Creating your own importer in Python

ayrton has always been able to use any Python module, package or extension as long as it is in a directory in sys.path, but trying to solve a bigger bug, I realized that there was no way to use ayrton modules or packages. Having only laterally heard about the new importlib module and the new mechanism, I sat down and read more about it.

The best source (or at least the easiest to find) is possibly what Python's reference says about the import system, but I have to be honest: it was not an easy read. Next week I'll sit down and see if I can improve it a little. So, for those out there who, like me, might be having some troubles understanding the mechanism, here's how I understand the system works (ignoring deprecated APIs and corner cases or even relative imports; I haven't used or tried those yet):

def import_single(full_path, parent=None, module=None):
    # try this cache first
    if full_path in sys.modules:
        return sys.modules[full_path]

    # if not, try all the finders
    for finder in sys.meta_path:
        if parent is not None:
            spec = finder.find_spec(full_path, parent.__path__, target)
        else:
            spec = finder.find_spec(full_path, None, target)

        # if the finder 'finds' ('knows how to handle') the full_path
        # it will return a loader
        if spec is not None:
            loader = spec.loader

            if module is None and hasattr(loader, 'create_module'):
                module = loader.create_module(spec)

            if module is None:
                module = ModuleType(spec.name)  # let's assume this creates an empty module object
                module.__spec__ = spec

            # add it to the cache before loading so it can referenced from it
            sys.modules[spec.name] = module
            try:
                # if the module was passed as parameter,
                # this repopulates the module's namespace
                # by executing the module's (possibly new) code
                loader.exec_module(module)
            except:
                # clean up
                del sys.modules[spec.name]
                raise

            return module

    raise ImportError


def import (full_path, target=None):
    parent= None

    # this code iterates over ['foo', 'foo.bar', 'foo.bar.baz']
    elems = full_path.split('.')
    for partial_path in [ '.'.join (elems[:i]) for i in range (len (elems)+1) ][1:]
        parent = import_single(partial_path, parent, target)
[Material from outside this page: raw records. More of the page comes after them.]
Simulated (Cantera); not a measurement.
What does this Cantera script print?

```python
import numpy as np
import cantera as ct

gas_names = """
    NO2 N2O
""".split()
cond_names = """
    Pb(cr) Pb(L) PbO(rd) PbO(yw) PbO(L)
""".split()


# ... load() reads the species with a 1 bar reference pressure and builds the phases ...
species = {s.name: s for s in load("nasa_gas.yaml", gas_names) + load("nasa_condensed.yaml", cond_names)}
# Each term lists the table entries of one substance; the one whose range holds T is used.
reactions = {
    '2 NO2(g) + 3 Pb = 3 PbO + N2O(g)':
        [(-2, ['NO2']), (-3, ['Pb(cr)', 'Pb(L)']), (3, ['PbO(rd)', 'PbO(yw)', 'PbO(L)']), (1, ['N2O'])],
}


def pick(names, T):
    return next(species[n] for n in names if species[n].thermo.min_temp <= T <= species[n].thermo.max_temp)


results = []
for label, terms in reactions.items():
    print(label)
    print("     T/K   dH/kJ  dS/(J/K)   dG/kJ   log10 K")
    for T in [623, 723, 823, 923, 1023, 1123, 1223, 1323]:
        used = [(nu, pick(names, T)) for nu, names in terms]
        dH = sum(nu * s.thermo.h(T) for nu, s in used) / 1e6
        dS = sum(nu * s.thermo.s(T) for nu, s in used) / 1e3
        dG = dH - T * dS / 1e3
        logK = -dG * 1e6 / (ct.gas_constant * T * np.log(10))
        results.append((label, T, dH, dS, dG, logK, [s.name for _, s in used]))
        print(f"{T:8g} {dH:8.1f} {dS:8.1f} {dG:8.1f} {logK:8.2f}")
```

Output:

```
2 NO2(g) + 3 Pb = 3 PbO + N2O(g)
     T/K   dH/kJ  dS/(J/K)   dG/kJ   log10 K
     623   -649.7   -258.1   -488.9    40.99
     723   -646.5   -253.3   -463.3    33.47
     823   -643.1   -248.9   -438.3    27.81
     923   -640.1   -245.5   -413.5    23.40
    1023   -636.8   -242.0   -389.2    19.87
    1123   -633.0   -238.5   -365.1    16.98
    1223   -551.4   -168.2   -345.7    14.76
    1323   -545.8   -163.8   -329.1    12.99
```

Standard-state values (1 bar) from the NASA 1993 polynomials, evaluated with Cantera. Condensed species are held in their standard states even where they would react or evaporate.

    # the module is loaded in parent
    return parent

A more complete version of the if spec is not None branch can be found in the Loading section of the reference. Notice that the algorithm uses all the finders in sys.meta_path. So which are the default finders?

In [^9]: sys.meta_path
Out[^9]:
[_frozen_importlib.BuiltinImporter,
 _frozen_importlib.FrozenImporter,
 _frozen_importlib_external.PathFinder]

Of those finders, the latter one is the one that traverses sys.path, and also has a hook mechanism. I didn't use those, so for the moment I didn't untangle how they work.

Finally, this is how I implemented importing ayrton modules and packages:

from importlib.abc import MetaPathFinder, Loader
from importlib.machinery import ModuleSpec
import sys
import os
import os.path

from ayrton.file_test import _a, _d
from ayrton import Ayrton
import ayrton.utils


class AyrtonLoader (Loader):

    @classmethod
    def exec_module (klass, module):
        # «the loader should execute the module’s code
        # in the module’s global name space (module.__dict__).»
        load_path= module.__spec__.origin
        loader= Ayrton (g=module.__dict__)
        loader.run_file (load_path)

        # set the __path__
        # TODO: read PEP 420
        init_file_name= '__init__.ay'
        if load_path.endswith (init_file_name):
            # also remove the '/'
            module.__path__= [ load_path[:-len (init_file_name)-1] ]

loader= AyrtonLoader ()


class AyrtonFinder (MetaPathFinder):

    @classmethod
    def find_spec (klass, full_name, paths=None, target=None):
        # TODO: read PEP 420 :)
        last_mile= full_name.split ('.')[-1]

        if paths is not None:
            python_path= paths  # search only in the paths provided by the machinery
        else:
            python_path= sys.path

        for path in python_path:
            full_path= os.path.join (path, last_mile)
            init_full_path= os.path.join (full_path, '__init__.ay')
            module_full_path= full_path+'.ay'

            if _d (full_path) and _a (init_full_path):
                return ModuleSpec (full_name, loader, origin=init_full_path)

            else:
                if _a (module_full_path):
                    return ModuleSpec (full_name, loader, origin=module_full_path)

        return None

finder= AyrtonFinder ()


# I must insert it at the beginning so it goes before FileFinder
sys.meta_path.insert (0, finder)

Notice all the references to PEP 420. I'm pretty sure I must be breaking something, but for the moment this works.